May 25, 2016

Cooling Off Accelerated Computing

Intel/Altera Attacks Memory Bottleneck

by Kevin Morris

A battle is on to claim supremacy in the next generation of computing. Alliances are forming, battle plans are being forged, and armies are amassing. 

The enemy, quite simply, is power. No matter what kind of computing we’re doing, from IoT edge devices to massive data center and high-performance computing (HPC) server applications, the single limiting factor is energy consumption. Our IoT device may have to survive indefinitely on minuscule doses of harvested energy. Our mobile device needs to live an entire day on a single battery charge. Our server farm has to achieve the maximum possible throughput, limited by the amount of energy the power company can provide and the amount of heat we can pump out of the building. 

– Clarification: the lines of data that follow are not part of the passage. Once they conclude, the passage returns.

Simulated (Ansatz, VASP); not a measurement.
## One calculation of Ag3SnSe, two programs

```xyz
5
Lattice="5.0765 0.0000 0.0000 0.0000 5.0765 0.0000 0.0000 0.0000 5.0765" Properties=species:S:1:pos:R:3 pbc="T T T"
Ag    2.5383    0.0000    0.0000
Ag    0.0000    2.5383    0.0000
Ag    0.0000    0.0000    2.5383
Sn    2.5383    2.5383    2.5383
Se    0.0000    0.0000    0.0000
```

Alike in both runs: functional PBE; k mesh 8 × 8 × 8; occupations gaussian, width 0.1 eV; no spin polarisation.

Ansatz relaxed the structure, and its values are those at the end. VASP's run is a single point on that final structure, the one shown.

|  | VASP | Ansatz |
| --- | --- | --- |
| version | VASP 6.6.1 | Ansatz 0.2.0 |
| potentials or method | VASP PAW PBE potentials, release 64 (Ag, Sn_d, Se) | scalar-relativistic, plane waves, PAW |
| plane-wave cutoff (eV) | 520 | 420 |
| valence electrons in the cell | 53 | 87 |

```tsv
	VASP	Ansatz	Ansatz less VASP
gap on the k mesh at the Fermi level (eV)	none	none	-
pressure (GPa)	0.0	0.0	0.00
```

In the US alone, data centers use an estimated 100 billion kilowatt hours per year. Depending on the figures you use, that works out to 2-3% of total US electricity. Other estimates put global total IT energy consumption (not just data centers) at around 10% of the world’s electricity.

This is a big deal.

Long ago, we stopped optimizing for performance in our computing hardware. The energy consumption for the fastest processors was increasing exponentially, and it became more efficient to parallelize processors than to make monolithic cores run faster. From that point on, the battle was not for performance but for power - the architecture that could squeeze the most computation out of the fewest coulombs would win the race. In short, when it came to designing computers, we needed to stop designing Ferraris and start designing Priuses. Efficiency is everything.

As electronic engineers, we also have to come to grips with the reality that today, in some way, we are all designing computers. With a multi-tiered computing architecture that reaches from sensors in IoT-edge and mobile devices through the fabric of the internet to server-based cloud, storage, and high-performance computing systems - and back again, it is almost impossible to be working on an electronic system design that isn’t part of that global computing infrastructure. 

If, then, we are all computer engineers, and computation is all about optimizing energy efficiency, we need to take a careful collective look at the basic architecture for computation. Historically, the dominant piece of that architecture is the von Neumann machine - an elegant piece of digital design that maximizes computational complexity over silicon area. Because of the ability to program with software, a von Neumann machine can complete more complex operations over a given silicon area than anything else ever devised. 

That would be wonderful if we were still trying to optimize for minimum silicon area. But, unfortunately, we are not. As Moore’s Law has given us more and more effective silicon area to work with, silicon has become almost free. At the same time, toggling the billions of transistors we fabricate in that silicon has put power at a premium.

Nobody ever claimed that von Neumann was the most power-efficient architecture. And it most definitely is not. For any given application, we could design custom hardware that can perform the algorithm many orders of magnitude more efficiently than a von Neumann machine. That is why we have ASICs. 

But ASICs do nothing to solve the efficiency problem of von Neumann for general-purpose computing. We can’t afford to design a custom chip for every single algorithm in the world. For that, we have the gift of FPGA fabric. FPGA fabric combines the computational efficiency of ASIC with the programmability of software (well, sort of). But von Neumann has enabled us to build software algorithms of such enormous complexity that we couldn’t hope to fit them on any FPGA we will be able to create in the foreseeable future.

This leads us to the conclusion that our ultimate computing architecture must be a heterogeneous machine that combines von Neumann (for complexity management) with FPGA-like fabric (for computational energy efficiency). We won’t do the math here, but let’s say that, with such a machine, we should be able to gain multiple orders of magnitude in computational energy efficiency.

The devil, however, is in the architectural details.

The top of the “details” list clearly lies in programming: how do we program these new heterogeneous von Neumann/FPGA machines? That particular detail is by far the most important and is far, far from solved. Whoever can deliver the dream of legacy software running efficiently in an accelerated heterogeneous environment will rule the world and all others will bow at their feet.

Before that, however, we need to build the machine. Of course, we can construct such a computer using off-the-shelf components available today: processors, FPGAs, DRAMs, etc. Many have done this already and have reported impressive results. Microsoft’s Catapult project yielded compelling gains in efficiency of search algorithms with just such an approach. But there are significant integrations and optimizations we can do that will dramatically improve upon those already-impressive results.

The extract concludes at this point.